Hey there, time traveller!
This article was published 23/06/2011 (4175 days ago), so information in it may no longer be current.

The death of civilians in a war zone, such as Libya is today, is always sad. It is also unavoidable, even with the best intentions to confine combat to the combatants. Just as the finest city planners can’t control the carnage that can happen in traffic accidents at what we like to think are controlled intersections, military strategists can not always control the path that a misguided missile or bomb might take. Accidents, by definition, just happen, and the most we can hope for is to reduce their frequency.
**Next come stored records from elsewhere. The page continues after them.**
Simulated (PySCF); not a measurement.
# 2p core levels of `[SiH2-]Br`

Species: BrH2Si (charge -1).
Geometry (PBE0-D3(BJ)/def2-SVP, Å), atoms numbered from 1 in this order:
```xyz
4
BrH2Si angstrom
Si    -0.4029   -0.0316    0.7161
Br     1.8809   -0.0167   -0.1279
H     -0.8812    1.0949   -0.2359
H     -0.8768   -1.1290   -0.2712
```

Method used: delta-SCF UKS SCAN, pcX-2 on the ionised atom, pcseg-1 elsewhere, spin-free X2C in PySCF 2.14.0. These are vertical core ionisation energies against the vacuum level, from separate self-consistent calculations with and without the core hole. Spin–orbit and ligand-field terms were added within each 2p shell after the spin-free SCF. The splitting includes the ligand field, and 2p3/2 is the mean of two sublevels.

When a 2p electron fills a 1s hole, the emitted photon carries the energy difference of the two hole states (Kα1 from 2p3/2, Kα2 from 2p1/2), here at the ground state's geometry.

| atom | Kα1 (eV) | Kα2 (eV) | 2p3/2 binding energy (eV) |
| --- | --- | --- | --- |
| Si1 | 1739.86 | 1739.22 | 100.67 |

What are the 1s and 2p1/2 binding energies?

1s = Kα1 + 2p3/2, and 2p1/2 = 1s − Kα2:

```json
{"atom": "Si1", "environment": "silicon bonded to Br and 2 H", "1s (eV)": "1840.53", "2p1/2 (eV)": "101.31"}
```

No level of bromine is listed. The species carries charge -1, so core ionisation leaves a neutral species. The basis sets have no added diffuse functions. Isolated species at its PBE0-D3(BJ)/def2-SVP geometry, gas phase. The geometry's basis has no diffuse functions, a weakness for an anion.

Such an accident may or may not have happened in Libya this week. The government of Libyan leader Moammar Gadhafi claims that 15 civilians were killed in an air strike by NATO warplanes. Although that has not been confirmed by the coalition, it is not beyond the realm of possibility, even taking into account the truth that Col. Gadhafi can produce any number of bodies of any age, sex or size to suit his purpose of the moment.

That there has been a civilian death toll resulting from the NATO involvement in Libya is not in dispute. Col. Gadhafi’s claim, however, has exacerbated anxieties that already existed within the NATO alliance that the United Nations authorized a no-fly zone over Libya to protect that country’s citizens from the atrocities committed by its megalomaniacal leader.

Faltering members of the alliance are using this as justification for their apparently imminent withdrawal. Even some Canadians, who have a huge military investment in the Libyan operation, are now expressing doubts.

Ending the operation, however, is not a useful option. It would simply mean that civilians who died have died in vain, as Col. Gadhafi resumes his dictatorship and exacts his revenge upon the rebels. Civilian casualties in Libya are martyrs, not victims. It is a Canadian responsibility to stay the course and to ensure that they were not martyred for no purpose.